Put simply, CATO is a competitive procurement process for the delivery of new, separable, and high value onshore electricity transmission projects. The regime was born out of Ofgem's Integrated Transmission Planning and Regulation project, which concluded (amongst other things) that there should be more competition in the procurement of electricity transmission assets. CATO seeks to provide cost benefits to consumers by reducing the costs of delivering large (£100m+) transmission infrastructure that otherwise would have been procured directly by the Transmission Operator (TO) and flowed-down to consumers via grid charges.
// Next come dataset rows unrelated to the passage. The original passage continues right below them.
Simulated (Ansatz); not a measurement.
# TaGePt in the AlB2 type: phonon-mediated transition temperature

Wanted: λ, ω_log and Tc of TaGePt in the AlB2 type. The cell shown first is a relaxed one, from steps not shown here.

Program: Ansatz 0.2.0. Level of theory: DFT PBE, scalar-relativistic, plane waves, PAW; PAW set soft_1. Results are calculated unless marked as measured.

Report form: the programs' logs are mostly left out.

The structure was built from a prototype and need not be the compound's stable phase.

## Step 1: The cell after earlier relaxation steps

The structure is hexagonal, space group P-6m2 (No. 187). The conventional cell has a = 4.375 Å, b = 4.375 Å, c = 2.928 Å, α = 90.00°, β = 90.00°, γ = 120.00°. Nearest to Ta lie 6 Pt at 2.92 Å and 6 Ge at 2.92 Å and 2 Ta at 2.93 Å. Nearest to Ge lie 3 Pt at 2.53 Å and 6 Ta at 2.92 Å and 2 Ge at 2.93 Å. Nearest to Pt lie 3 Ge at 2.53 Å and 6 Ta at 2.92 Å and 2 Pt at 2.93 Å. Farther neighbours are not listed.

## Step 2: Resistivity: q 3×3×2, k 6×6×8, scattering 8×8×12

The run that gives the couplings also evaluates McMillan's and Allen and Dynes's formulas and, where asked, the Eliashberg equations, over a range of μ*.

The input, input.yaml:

However, the CATO regime differs from some other commonly used competitive procurement models in that the procuring party under CATO will not own the asset. Rather, the CATO regime will adopt a design, construction, ownership and operation model. This means that the CATO not only receives revenue for constructing the asset, but also receives payment for managing and maintaining the asset over its life. Payments to the CATO for delivering the asset and providing the ongoing service will commence upon completion of the construction and will not be subject to ongoing review under Ofgem's regulated asset price control mechanisms. Instead, Ofgem proposes that a CATO’s annual revenue stream should be bid through the tender process and then fixed (but indexed) for 25 years, without periodic reviews. The CATO regime is therefore more akin to a PPP project than traditional regulated infrastructure or indeed direct procurement contracting.

Although Ofgem expects the CATO regime to provide significant savings for consumers, the requirement for external sources of funding and the prospect of fixed indexed revenues for 25 years obviously creates a broad market for potential suppliers. Reports indicate interest from a range of entities in various sectors of the infrastructure market, including some of the country's biggest construction contractors, asset operators and investors. We would expect those entities involved in the Offshore Transmission Owner (OFTO) regime – a similar system already in place for the procurement of offshore transmission assets – are likely to be interested in considering onshore opportunities. The prospect of bespoke supply chains being established for each project will no doubt catch the attention of downstream contractors in the locality of future assets – see list here.

When will it be introduced?

Ofgem's official line in its most recent update is that "the opportunity to introduce the required legislation looks unlikely in the immediate future and we have paused our work on the CATO regime". This is unfortunate for those parties who have been looking at progress on the scheme with interest over the last couple of years. Yet Ofgem's tone remains positive, indicating it remains committed to working with the Government to seek an appropriate opportunity to introduce the necessary legislative changes.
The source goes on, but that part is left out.